Don’t paint all clothing companies with the same brush

© Mahadi

By Nandita Farhad

The collapse of a factory in Bangladesh a month ago killed more than 1,100 textile workers, mostly young women, and fuelled an already strong hostility towards the appalling working conditions. But the debate should be more nuanced, and good initiatives should be recognized.

Nandita Farhad

The number of fatalities in the clothing industry in Bangladesh was already alarmingly high before the fatal factory collapse in Savar, on the outskirts of Dhaka, on 24 April. The garment factories also create jobs for women from the countryside, giving them economic independence and a stronger position in society. It is a quiet social revolution, says Nandita Farhad, a former international student who is now programme assistant in Business Administration at Linköping University.

In an article that was published before the disaster she asserts that over 700 textile have been killed since 2006, most of them in fires. But the real fatality figures may be even higher than is officially reported, she writes, referring to a group of social anthropologists in Bangladesh who have demonstrated this.

Bangladesh is currently responsible for a large part of the world’s clothing production. Nowhere else clothes are produced as cheaply as here. The country is hugely dependent on this sector, which provides nearly four million jobs. The multinational companies, of which H&M is one of the biggest, are supposed to live up to their own ethical codes, but they have great difficulties in keeping track of every link in the ever more complex supplier chains, says Farhad.

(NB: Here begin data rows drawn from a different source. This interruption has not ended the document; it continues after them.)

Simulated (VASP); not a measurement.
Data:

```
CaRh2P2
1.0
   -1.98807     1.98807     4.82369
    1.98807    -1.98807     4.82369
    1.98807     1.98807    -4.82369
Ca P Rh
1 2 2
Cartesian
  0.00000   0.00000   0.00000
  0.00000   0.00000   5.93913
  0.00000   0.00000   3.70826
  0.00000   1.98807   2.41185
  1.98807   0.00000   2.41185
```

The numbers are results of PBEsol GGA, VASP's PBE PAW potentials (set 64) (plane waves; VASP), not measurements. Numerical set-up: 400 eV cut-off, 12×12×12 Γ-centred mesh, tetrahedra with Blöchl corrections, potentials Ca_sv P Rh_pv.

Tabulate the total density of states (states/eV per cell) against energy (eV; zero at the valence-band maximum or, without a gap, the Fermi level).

“To say that every company is bad is a seriously erroneous generalisation. The key thing is to be clear on what is really happening and to highlight the good initiatives that are being taken. In particular, the supplier chains need to be made transparent and analysed in order to get to the basic reasons for the problems of worker health and safety.”

In 2012 a number of companies, including Tommy Hilfiger, Calvin Klein and Tchibo, signed the Bangladesh Fire and Building Safety Agreement. But the Savar disaster still happened this year. More companies have now signed, among them H&M.

But it’s not enough just to sign a document,” Farhad says. “Now the supplier chain must be monitored if the agreement is to become reality.”

During her master’s she studied migrant workers in the construction industry in Qatar. Then she saw how difficult it is for the multinational companies to keep track of the conditions of their workers. They came from many different countries and were often hired by a long series of different staffing companies.

“Those who were employed directly by the multinational companies they were working for usually had better conditions than those working for companies who don’t themselves recruit. There could be a wage difference of up to 20 %.” She also points to the dispute over responsibility between the government and the companies. Both want to pass the buck to the other. The companies want the government to increase the statutory minimum wage for textile workers – which is going to happen again now. (They were last increased in 2010). The government blames the companies for paying too poorly and for bad safety standards in the factories.

Boycotting clothes from Bangladesh, or to toughen export conditions as the EU now threatens, is not something she sees as a solution. That would just throw the country into an economic crisis and make the poor even poorer.